A
Arun's Blog
← Back to all posts

Automating EBS Volume Lifecycle Management: A Complete Guide to Cost Optimization

AWSCost OptimizationAutomation
TL;DR

The EBS Volume Manager is a Lambda-based solution that automates three critical storage tasks: GP2 to GP3 conversion (20% cost savings, 10x IOPS improvement), orphaned volume cleanup (after configurable days unattached), and snapshot retention management (protecting AMI and AWS Backup snapshots). Deploy with Terraform, run in dry-run mode first, then gradually enable production features.

Introduction

If you've worked with AWS for any length of time, you've probably encountered the challenge of managing EBS (Elastic Block Store) volumes at scale. Volumes get created, attached to instances, and then... forgotten. Snapshots pile up. Legacy GP2 volumes continue running when GP3 offers better performance at lower cost.

The result? Unnecessary cloud spending that can quickly add up to thousands of dollars per month.

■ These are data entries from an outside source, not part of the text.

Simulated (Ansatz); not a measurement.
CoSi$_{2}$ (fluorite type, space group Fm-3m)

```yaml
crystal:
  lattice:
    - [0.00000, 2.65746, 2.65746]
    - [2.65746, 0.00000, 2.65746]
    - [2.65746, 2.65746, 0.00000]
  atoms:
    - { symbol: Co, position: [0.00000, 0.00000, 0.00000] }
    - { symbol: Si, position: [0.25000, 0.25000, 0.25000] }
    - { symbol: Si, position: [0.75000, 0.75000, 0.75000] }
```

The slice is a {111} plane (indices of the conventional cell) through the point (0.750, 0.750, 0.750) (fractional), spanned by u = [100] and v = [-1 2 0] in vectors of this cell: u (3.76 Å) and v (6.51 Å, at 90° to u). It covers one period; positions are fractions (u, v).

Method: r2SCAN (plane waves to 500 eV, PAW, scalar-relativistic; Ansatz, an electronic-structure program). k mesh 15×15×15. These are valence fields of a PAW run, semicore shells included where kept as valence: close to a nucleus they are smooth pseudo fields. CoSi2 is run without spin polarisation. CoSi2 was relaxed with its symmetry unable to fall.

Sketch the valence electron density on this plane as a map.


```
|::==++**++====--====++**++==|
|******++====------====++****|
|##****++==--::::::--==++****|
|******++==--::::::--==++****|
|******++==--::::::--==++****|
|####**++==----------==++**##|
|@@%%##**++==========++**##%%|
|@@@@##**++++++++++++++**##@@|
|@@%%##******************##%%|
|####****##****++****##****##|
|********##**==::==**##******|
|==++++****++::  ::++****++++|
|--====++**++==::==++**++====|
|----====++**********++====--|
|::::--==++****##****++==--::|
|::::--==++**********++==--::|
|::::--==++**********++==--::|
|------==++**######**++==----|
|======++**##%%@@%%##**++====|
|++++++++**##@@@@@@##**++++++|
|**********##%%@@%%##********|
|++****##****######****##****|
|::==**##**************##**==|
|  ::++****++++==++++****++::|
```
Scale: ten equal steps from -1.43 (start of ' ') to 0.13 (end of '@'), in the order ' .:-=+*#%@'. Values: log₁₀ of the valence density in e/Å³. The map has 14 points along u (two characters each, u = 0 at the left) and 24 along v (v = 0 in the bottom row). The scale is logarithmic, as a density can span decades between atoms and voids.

In this post, I'll walk you through how we built the EBS Volume Manager - an automated solution that handles three critical storage management tasks:

  1. Converting GP2 volumes to GP3 - for cost savings and performance improvements
  2. Cleaning up unattached volumes - eliminating orphaned storage costs
  3. Managing snapshot retention - removing old snapshots while protecting critical ones

The Problem: EBS Storage Sprawl

The GP2 vs GP3 Story

When AWS launched GP3 volumes in December 2020, they offered a compelling value proposition:

Feature GP2 GP3
Baseline IOPS 3 per GB (min 100) 3,000 (free)
Baseline Throughput 128-250 MiB/s 125 MiB/s (free)
Max IOPS 16,000 16,000
Cost (us-east-1) $0.10/GB-month $0.08/GB-month

Translation: GP3 gives you 10x the IOPS of a small GP2 volume at 20% lower cost.

Yet many organizations still have hundreds or thousands of GP2 volumes running - simply because no one has had time to convert them.

The Orphaned Volume Problem

When EC2 instances are terminated, their EBS volumes often remain. These "orphaned" volumes continue incurring charges even though they're not attached to anything. In large environments, this can represent significant waste.

The Snapshot Accumulation Challenge

Snapshots are essential for backups, but without proper lifecycle policies, they accumulate indefinitely. A single 500 GB volume with daily snapshots generates over 180 TB of snapshot data annually if not managed.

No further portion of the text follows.